Thanks to the support of the Austrian Archaeological Institute, the institute’s conservator Daniel Oberndorfer joined us and started his work on the wooden objects from TT 414 today.

Large amounts of coffin fragments and other wooden objects are in urgent need of cleaning and also consolidation – for now, I have made a list of priorities for Daniel according to both significance of the object and its state of preservation. In focus are some 26th Dynasty coffin remains which have not yet been studied in detail, but foremost several Ptolemaic fragments because of their significance for reconstructing genealogies and family trees.

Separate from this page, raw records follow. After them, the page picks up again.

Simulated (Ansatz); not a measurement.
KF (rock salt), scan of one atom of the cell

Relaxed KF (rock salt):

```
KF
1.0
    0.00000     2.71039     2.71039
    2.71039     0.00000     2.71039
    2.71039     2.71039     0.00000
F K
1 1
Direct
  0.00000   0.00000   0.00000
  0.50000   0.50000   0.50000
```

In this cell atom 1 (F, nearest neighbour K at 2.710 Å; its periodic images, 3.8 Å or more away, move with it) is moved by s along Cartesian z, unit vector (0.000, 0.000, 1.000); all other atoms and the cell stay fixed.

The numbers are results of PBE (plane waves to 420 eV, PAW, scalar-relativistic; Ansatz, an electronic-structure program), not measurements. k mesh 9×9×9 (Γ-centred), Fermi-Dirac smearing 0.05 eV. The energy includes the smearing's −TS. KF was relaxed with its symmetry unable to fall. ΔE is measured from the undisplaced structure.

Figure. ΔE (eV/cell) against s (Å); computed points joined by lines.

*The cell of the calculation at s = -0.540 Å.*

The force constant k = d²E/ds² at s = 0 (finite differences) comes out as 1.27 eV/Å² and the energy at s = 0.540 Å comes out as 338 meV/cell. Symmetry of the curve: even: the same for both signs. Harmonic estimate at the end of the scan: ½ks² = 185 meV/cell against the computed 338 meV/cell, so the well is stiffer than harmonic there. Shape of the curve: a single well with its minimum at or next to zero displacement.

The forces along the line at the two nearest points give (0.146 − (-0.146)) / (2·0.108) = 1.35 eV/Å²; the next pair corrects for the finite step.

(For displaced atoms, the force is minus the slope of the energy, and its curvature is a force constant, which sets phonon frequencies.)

Some pieces are also highly significant of the history of exploration of TT 414: Daniel started working on the small fragment of the Ptolemaic stela of Heraset (Reg. 508). Bietak and Reiser-Haslauer noted already that it belongs to the larger part of stela BM EA 8457 which came via Henry Salt to London (Bietak/Reiser-Haslauer 1982, pl. 155; Budka 2010, 56).

Stele heraset

Like for so many other objects from TT 414, this example illustrates how much information can be gained from a joint puzzle of data deriving from both, material excavated by the Austrian Mission in TT 414 and objects currently kept in European museums originating from non-scientific work in the tomb during the 19th century (see Budka/Mekis 2017). For the identification of further objects in museums and collections as coming originally from TT 414, conservation work of the still unpublished material stored here in the Asasif is of prime importance in order to document all relevant pieces in full detail for future comparison.

References

Bietak/Reiser-Haslauer 1982 = M. Bietak/E. Reiser-Haslauer, Das Grab des Anch-Hor, vol. II, Vienna 1982.

Budka 2010 = J. Budka, Varianz im Regelwerk. Bestattungsabläufe im Monumentalgrab von Anch-Hor, Obersthofmeister der Gottesgemahlin Nitokris (TT 414), Egypt & the Levant 20, 2010, 49-66.

Budka/Mekis 2017 = J. Budka and T. Mekis, The Family of Wah-ib-Re I (TT 414) from Thebes, Egypt & the Levant 27, 219‒240.